2. Why do you need transformers for vision tasks?

In comparison to RNNs, transformers allow for the modelling of long dependencies between input sequence elements and support parallel processing of sequences. Transformers’ uncomplicated design allows them to process multiple modalities (e.g., images, videos, text, and speech) with similar processing blocks and demonstrates excellent scalability to very large capacity networks and massive datasets. These advantages have resulted in exciting progress on a variety of vision tasks involving Transformer networks. — link

3. DETR( simple review )

A method proposed in 2020 deals with object detection as a set prediction problem using transformer encoder-decoder architecture. It leverages global loss that forces unique predictions via bipartite matching — Given a fixed small set of learned object queries, DETR reasons about the relations of the objects and the global image context to directly output the final set of predictions in parallel.

Fig. 2: DETR

DETR is a supervised learning approach that gives n set of predictions as output. Here bipartite matching loss plays a pivotal role in ensuring that a single object is not detected multiple times in a single image input.

It is important to note that this loss function considers the classification loss as well as regression loss of the bounding box.

1.Assume the given input image is having 2 labelled ground-truth objects. 2.Assume the no of total predictions(N) by the DETR is 4

This loss function will try to encourage the model to have the prediction such that it gives two predictions with their classes and bounding boxes and two predictions with no class. It will penalize otherwise.

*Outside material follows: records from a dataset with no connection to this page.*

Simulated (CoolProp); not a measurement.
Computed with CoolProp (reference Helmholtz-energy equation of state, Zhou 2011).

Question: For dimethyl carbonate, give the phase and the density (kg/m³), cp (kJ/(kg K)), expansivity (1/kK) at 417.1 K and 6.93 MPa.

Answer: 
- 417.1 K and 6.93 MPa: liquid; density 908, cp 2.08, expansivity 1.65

4. Unsupervised Pretraining

Deep feedforward neural network training can be difficult due to local optima in the objective function and complex models’ proclivity to overfitting. Unsupervised pre-training is the process of starting a discriminative neural network from one that has been trained using an unsupervised criterion, such as a deep belief network or a deep autoencoder. This method can occasionally aid in optimization.

Source: link

The idea is simple and straightforward. Instead of initializing the weights randomly, we pretrain them for a task( usually feature reconstruction in autoencoders ) and then fix the weight. Then we finetune it for the downstream task ( starts from more favourable regions of feature space so that model learns faster than it would if its weights were initialized randomly )

4. UP-DETR

The main picture begins…

UPDETR approach, randomly crop patches from the given image and then feed them as queries to the decoder. The model is pre-trained to detect these query patches from the original image. Two critical issues addressed in pretraining are as follows.

Multi-task learning.
Multi-query localization.

UP-DETR argues that even though DETR performs well on object detection tasks it comes with hurdles in training and optimization, which requires large scale training data and comparatively longer schedules for training.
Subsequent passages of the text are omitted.